On December 3, 2019, California Senator Kamala Harris announced her decision to drop out of the 2020 presidential race.
“I’ve taken stock and looked at this from every angle, and over the last few days have come to one of the hardest decisions of my life,” Harris wrote in a Medium article, which was also sent out to supporters through email and social media. “My campaign for president simply doesn’t have the financial resources we need to continue.”
The Harris campaign’s inability to fund itself raises important questions about the future of political campaigns in the United States. Could the Harris campaign have been saved by a last-minute large-dollar donation?
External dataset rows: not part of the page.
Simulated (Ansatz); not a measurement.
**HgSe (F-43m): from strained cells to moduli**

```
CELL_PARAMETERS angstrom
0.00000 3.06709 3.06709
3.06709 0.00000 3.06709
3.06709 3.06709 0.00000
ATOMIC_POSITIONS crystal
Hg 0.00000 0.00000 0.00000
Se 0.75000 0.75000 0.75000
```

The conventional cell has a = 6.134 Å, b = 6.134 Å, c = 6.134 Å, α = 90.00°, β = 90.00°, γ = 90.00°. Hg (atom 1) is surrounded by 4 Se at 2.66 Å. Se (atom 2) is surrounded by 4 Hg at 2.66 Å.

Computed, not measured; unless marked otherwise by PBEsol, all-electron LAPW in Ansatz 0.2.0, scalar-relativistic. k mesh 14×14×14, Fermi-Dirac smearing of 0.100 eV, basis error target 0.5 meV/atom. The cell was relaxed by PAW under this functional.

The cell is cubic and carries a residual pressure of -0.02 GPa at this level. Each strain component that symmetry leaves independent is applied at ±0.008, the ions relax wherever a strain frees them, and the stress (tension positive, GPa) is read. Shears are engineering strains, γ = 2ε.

The short answer is “maybe.” It’s difficult to give a definitive yes or no to this question because of the trends apparent in Harris’s funding, as well as funding for female candidates in previous election seasons. While a large-dollar donation could have helped Harris remain in the race, it’s difficult to tell whether funding from high-value individuals could have led Harris to a line on the 2020 ballot.
Harris built a campaign that eschewed funding from corporate PACs in favor of donations from individuals–“Just people, like you!”, said the campaign website.
According to the Center for Responsive Politics (CRP), funding for Harris’s 2020 campaign came mainly from individual donors, totaling around $25 million. (Of that, only $2.67 million came from leadership PAC fundraising.) The CRP reflects around $36.7 million in funding for the Joe Biden campaign, $60 million for Elizabeth Warren, and $73.7 million for Bernie Sanders.
Using the same resource, the Trump 2020 campaign, by comparison, has raised more than $184 million in combined funding from campaign committees and outside groups.
So, why are non-Republican candidates having trouble raising money? Part of the difference comes from decisions like Harris’s to turn away funding from corporate PACs. Perhaps the biggest difference, however, is the relatively uneven playing field. As incumbent, Trump has the benefit of running against a comparatively lower number of candidates from his own party, while non-Republican candidates have much higher competition for funders.
In the wake of Harris’s announcement, competition is fierce to attract the support of her National Finance Committee.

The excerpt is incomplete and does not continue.